I wanted to make a few notes on things the girls are doing now, that I will possibly forget. So this is long and it's really more for me and my crappy memory than anything else.

On the way to our car, from our front door, we have to walk over a little storm drain type thing in the pavement. Wren has called this the "star pross" since we first moved in, and there's actually a pretty involved mythology around how you deal with it.

You can walk around it, if you're very deliberate about it. You can jump it, (preferred method) or if you step on it, either accidentally or on purpose, you must "bear walk" (hands and feet on the ground, butt in the air). You have to go really fast though, because touching the Star Pross unleashes the lions (or tigers, or in yesterday's case the "bat tiger"), and they will "get ya" if you don't get to the edge of the parking lot before they do.

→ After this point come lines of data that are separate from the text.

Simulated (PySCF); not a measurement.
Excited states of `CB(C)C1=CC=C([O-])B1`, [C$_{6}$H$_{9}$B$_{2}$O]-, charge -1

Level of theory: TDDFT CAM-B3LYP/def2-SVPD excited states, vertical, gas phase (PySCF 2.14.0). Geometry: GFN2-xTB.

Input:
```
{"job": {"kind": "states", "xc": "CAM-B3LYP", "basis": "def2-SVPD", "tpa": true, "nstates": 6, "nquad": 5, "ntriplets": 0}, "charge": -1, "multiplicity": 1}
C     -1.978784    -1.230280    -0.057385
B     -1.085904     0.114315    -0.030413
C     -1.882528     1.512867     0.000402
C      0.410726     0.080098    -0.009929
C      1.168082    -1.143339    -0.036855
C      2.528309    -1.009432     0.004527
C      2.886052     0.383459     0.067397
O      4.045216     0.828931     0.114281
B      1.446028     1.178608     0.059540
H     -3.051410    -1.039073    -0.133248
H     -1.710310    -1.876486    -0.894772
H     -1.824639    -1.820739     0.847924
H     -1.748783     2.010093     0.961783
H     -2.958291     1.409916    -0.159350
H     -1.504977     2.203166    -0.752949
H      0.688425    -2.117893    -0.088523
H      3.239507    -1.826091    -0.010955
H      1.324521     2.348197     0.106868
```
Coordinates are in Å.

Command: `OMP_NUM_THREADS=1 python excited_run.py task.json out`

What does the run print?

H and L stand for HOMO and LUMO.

Keep in mind that these are Star Pross lions, totally different from the cheetah who lives down another row of condos next to the pool. The only way to survive that pathway is to run full out as fast as you can (or if you happen to be on a tricyle, pedal really fast). This has caused more falls for Wren and Jane than I want to remember, but happily neither has yet been devoured or even seriously mauled by the cheetah.

Janey is "Jane Puppy" for at least 30% of the time currently. This involves talking in a super high pitched voice, lots of high pitched barking, and, depending on how filthy the ground is in any given place, walking on her hands and knees like a dog. Obviously the more filthy = the higher the likelihood of hands on the ground.

Right now Janey likes to enter any room by declaring herself "Here comes Super Jane!" Or if she's been jumping, "Here comes Jumping Jane!" Or if she's been running, "Here comes Running Jane!" You get the idea.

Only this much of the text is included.